This template is much more memorable, but it is unclear how customizable it is. Unlike BDC’s simple template, you must have a Qwilr subscription to use this template (though a free trial is available). And this template obviously prefers the visual over the written, making the economy of words even more imperative.

Proposify

Proposify‘s templates look like a true eBook, extremely professional-looking and navigable. The combination of online and highly stylized may result in a “heavy” document, slower to load on poor Internet connections.

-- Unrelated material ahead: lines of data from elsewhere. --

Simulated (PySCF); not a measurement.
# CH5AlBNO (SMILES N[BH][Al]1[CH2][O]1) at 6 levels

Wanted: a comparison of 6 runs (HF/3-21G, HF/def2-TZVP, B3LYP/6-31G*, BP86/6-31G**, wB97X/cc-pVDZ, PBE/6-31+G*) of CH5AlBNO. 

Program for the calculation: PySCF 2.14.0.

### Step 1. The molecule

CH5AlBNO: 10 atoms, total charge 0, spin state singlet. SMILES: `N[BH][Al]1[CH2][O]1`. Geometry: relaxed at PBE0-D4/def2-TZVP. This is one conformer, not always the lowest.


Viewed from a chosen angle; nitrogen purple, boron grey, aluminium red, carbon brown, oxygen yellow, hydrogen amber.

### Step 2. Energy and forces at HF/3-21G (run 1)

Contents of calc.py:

Like Qwilr, Proposify requires a subscription to use their templates but also offers a free trial. The templates are 100% customizable, which can be a blessing or a curse, depending on the skill level of your staff (there is little point paying for a visually stunning proposal template if your team cannot take advantage of it).

Lucidpress

Lucidpress offers hundreds of templates for sales proposals and more. The drag-and-drop interface makes this a more approachable design option for beginners, and you can include what sections you like. While they do offer a free option, it is limited to three documents, each a max of three pages, and with no access to premium templates. This would limit the amount of space available for text using free accounts.

How Do You Write a Sales Proposal Email?

Before you get to the sales proposal, you may need to cold email potential buyers. Cold sales prospect emails are a low ROI business activity if done by hand. Using a template reduces the initial investment significantly.

A common method is to follow a four-line structure for a sales proposal email: a direct opening, a clear offer addressing the pain point, a closing with a clear call-to-action, and your signature line. Cold email software allows you to personalize these templated emails without much additional work. They also offer copy-pasteable templates on their blog.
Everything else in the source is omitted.